- The Washington Times - Tuesday, May 24, 2005

NEW YORK (AP) — Fitch Ratings reduced its credit rating for General Motors Corp. to junk status yesterday, citing the profit-sapping impact of sales declines and industry price competition.

GM shares and bonds fell on the news, which means the company likely will have to pay more to borrow and complicate its attempt to cut costs.

The world’s largest automaker said it was disappointed.

“Clearly, GM has many challenges in North America, but the company is moving aggressively to address the challenges,” GM spokeswoman Gina Proia said.

Miss Proia added that GM and its finance arm, General Motors Acceptance Corp. (GMAC), “have adequate cash and liquidity to fund their business for the foreseeable future.”

Fitch said GM had nearly $20 billion in cash at the end of the first quarter, and GMAC had another $18.5 billion.

GM’s consolidated debt as of March 31 was $291.8 billion, Standard & Poor’s Ratings Services said earlier this month. S&P; downgraded both GM and U.S. rival Ford Motor Co. to junk, or non-investment-grade status, nearly three weeks ago. Both companies have been beset by soaring health care costs, higher gasoline prices and loss of market share to Asian competitors.

Fitch cut by one level the senior unsecured debt ratings of GM and GMAC to BB+ from BBB-. Fitch said the move reflects a decline in GM’s North American sales of midsize and large sport utility vehicle products and increasing competition in the large pickup market.

The ratings company also cited declining profitability and a lack of tangible progress in attacking manufacturing and legacy costs, which will result in negative cash flow through at least 2006. Its ratings outlook for GM remains negative.

B. Craig Hutson, a senior bond analyst at research firm Gimme Credit, said Fitch’s action wasn’t surprising, given GM’s troubles and its inability to get cost-cutting concessions from the United Auto Workers (UAW) union.

“Fitch sent a clear signal to GM that they have to make meaningful progress with the UAW in reducing their structural costs,” Mr. Hutson said. “In light of the pressures and challenges, the downgrade is probably warranted.”

Besides raising borrowing costs for GM, Fitch’s decision effectively robs the automaker of its place in the widely watched Lehman Brothers Index for investment-grade credit.

Lehman Brothers plans in July to eject from the index those companies whose average ratings at Fitch, S&P; and Moody’s Investors Service are junk. The exclusion would bar many institutional investors from holding the company’s debt.

Mr. Hutson said the anticipated move by Lehman Brothers also shouldn’t take investors by surprise.

“A lot of people have positioned themselves portfolio-wise in anticipation of this happening,” Mr. Hutson said. “There may be accounts that will be forced sellers because of this action, because of falling out officially, but it’s unclear how many.”
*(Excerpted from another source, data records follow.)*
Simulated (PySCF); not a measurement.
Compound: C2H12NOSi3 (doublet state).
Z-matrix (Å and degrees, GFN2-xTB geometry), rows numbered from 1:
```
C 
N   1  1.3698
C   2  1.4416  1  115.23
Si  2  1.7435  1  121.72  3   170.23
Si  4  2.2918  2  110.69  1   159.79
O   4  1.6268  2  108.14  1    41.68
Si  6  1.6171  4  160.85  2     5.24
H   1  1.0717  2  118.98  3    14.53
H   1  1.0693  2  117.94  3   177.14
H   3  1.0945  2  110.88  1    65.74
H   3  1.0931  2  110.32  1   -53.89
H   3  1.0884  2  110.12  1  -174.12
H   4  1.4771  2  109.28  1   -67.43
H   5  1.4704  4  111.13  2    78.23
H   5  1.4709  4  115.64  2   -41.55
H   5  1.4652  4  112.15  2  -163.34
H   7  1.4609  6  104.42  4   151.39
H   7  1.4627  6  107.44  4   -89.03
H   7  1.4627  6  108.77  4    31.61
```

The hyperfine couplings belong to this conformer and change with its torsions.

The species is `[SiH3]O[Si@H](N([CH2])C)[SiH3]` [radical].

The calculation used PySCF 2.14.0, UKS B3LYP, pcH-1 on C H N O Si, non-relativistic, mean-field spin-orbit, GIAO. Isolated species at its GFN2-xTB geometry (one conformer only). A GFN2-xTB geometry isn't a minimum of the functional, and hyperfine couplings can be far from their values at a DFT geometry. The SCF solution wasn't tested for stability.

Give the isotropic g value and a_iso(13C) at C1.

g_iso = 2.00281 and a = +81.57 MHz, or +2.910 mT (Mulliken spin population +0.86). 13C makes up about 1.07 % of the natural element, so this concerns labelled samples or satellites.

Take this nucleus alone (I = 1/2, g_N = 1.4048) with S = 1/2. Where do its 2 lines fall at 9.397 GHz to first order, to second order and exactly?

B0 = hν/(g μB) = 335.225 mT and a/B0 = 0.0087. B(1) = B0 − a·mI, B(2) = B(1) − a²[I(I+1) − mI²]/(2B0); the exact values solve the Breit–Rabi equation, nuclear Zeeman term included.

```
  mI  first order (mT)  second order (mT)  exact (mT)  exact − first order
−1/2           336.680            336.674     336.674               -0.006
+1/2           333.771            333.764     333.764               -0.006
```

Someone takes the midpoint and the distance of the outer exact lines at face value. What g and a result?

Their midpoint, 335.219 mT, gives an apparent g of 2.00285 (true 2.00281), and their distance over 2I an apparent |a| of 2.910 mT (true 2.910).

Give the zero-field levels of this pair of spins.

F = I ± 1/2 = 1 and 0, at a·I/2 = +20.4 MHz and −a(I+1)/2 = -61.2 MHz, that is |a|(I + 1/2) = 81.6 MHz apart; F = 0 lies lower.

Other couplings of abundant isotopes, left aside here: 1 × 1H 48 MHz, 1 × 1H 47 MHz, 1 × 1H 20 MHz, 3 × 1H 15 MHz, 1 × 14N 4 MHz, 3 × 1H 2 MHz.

GM shares fell 90 cents, or 2.8 percent, to close at $31.69 on the New York Stock Exchange yesterday. Debt of the company also fell. GM’s 8.375 percent bonds maturing in 2033 — the $3 billion issue is considered a benchmark of the automaker’s long-term debt — fell to 71 cents on the dollar in afternoon trading from 73.5 cents before the move by Fitch, according to bond-pricing service MarketAxess.